Here’s what I would communicate to my child. To be perfectly good is a noble ideal that no one can reach. Some people will get close, and others will never even get close to being close. But most at least recognize the ideal and strive for it. Yet, one person’s ideal goodness can look strangely dissimilar to another’s. What is unequivocal evil to one is a constitutionally-protected right to another. What is no less than the gospel at work to one group is crippling enablement to another. What is just and prudent policy in a free market society for some is unjust favoritism to others. And what passes for tolerance to one segment of the population is to another the intolerant demand that one submit one’s unalienable rights to the unapologetic bullying of said segment.

You see, this election was never about good guys and bad guys but about sometimes good but other times not so much guys (and gals) with conflicting ideas about what it means to be good, and what’s right and wrong. So in choosing a president we have flawed people deciding between other flawed people with a goal to protecting or restoring what they believe to be good and right. Ideally that person would embody goodness, but if though they fall far short of that they can still be reasonably trusted to work for the goal, then there is warrant for choosing them.

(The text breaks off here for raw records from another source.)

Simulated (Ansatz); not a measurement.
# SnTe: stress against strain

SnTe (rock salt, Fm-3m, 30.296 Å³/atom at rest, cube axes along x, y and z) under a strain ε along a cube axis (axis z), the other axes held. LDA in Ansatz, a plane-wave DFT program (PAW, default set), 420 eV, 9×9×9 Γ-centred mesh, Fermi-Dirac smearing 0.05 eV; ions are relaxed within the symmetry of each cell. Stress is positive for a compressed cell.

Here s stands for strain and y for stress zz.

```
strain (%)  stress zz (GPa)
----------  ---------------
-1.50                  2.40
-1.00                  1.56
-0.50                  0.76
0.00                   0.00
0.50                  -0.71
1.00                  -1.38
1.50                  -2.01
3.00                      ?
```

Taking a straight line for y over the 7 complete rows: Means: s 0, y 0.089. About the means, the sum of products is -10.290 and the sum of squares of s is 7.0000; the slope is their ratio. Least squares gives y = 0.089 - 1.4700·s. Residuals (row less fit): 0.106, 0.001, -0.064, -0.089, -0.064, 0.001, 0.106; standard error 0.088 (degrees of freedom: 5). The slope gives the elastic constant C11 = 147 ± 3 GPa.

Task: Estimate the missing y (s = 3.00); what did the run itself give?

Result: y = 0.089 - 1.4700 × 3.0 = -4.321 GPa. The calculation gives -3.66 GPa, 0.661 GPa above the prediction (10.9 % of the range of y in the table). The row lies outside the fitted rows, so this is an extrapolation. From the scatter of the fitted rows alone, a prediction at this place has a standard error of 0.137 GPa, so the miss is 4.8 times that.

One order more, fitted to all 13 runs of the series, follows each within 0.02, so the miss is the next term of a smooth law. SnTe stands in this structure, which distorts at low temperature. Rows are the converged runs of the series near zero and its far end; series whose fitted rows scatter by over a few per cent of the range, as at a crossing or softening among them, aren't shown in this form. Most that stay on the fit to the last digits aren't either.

In her concession speech Hillary Clinton said, “Fighting for what’s right is worth it.” The thing is, Trump supporters also believe they’re fighting for what’s right. And just as her backers believe the fight was worth not only all the time, effort and money but also overlooking her many flaws, Trump voters were willing to elect a very flawed man because they expect he will take up their good fight.

I pray that the accusations of hate, misogyny, racism, etc. that are currently being hurled at Trump supporters and the pompous shaming being poured on their heads will eventually give way to a more humble self-evaluation of one’s own flaws. And to the very worthwhile effort of discerning the objective standard for right and conforming our lives, and policies, to it.